Such destructive self-pathologies are skilfully treated in Chapter 3. Henriksen's discussion of an omnipresent judging and punitive God of shame reminded me vividly of a former colleague who fervently hated religion for this very reason. Urging us to let go of this ‘super-ego God’, Henriksen also covers the potentially harmful effects of a certain view of sin, of abuse, and of patriarchy. He includes, as well, important treatments of narcissism, religious idealisation, and the potential for religious violence (back to Breivik). Here, I think, it could be useful for other scholars to compare what Henriksen has to offer with the strictly secular approach of so called ‘Terror Management Theory’ which attempts to account for similar phenomena but from a radically different starting point.

In the final chapter, Henriksen recapitulates his main arguments, but also clarifies his theological position that God can have a psychological effect though always through the mediation of experienced self-concepts and images. Personally, I think this is a potentially more useful and academically productive starting point than that adopted by many standard theological discussions of ‘religious experience’ that imply that God somehow directly ‘causes’ experience. Moreover, in drawing attention to the double hermeneutic of God-self and self-religion he offers an accommodating framework for future work.

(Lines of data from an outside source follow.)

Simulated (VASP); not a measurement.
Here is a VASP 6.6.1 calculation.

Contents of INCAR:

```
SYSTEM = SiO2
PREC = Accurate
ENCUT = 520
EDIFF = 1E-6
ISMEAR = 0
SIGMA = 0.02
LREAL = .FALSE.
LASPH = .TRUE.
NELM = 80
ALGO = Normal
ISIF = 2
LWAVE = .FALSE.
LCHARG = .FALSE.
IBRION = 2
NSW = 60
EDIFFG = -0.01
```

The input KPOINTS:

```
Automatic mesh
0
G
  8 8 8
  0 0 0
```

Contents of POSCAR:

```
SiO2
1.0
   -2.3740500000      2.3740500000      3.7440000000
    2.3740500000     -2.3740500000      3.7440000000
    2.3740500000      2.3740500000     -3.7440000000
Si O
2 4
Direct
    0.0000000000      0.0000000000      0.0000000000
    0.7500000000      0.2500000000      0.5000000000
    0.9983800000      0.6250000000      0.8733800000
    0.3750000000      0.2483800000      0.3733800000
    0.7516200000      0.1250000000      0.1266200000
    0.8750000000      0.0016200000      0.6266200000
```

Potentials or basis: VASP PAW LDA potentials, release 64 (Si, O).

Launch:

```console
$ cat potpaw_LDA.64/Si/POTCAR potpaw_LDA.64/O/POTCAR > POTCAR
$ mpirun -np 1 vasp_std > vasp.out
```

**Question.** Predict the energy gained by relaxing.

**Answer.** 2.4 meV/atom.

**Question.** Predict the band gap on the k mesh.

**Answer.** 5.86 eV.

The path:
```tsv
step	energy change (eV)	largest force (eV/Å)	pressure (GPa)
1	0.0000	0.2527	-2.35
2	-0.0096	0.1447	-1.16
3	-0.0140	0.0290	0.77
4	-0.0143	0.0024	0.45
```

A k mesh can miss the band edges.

The book is well presented, scholarly, and likely to be valuable to researchers and teachers in various disciplines, yet, surprisingly, it was not a ‘page turner’ for me. Perhaps I was just slowed by its pedagogic feel. Yet the latter careful approach is arguably no harm in interdisciplinary areas such as this where readers are likely to be unfamiliar with all the background. A good book then overall, certainly worth ordering for one's university library, if not necessarily for one's personal bookshelves.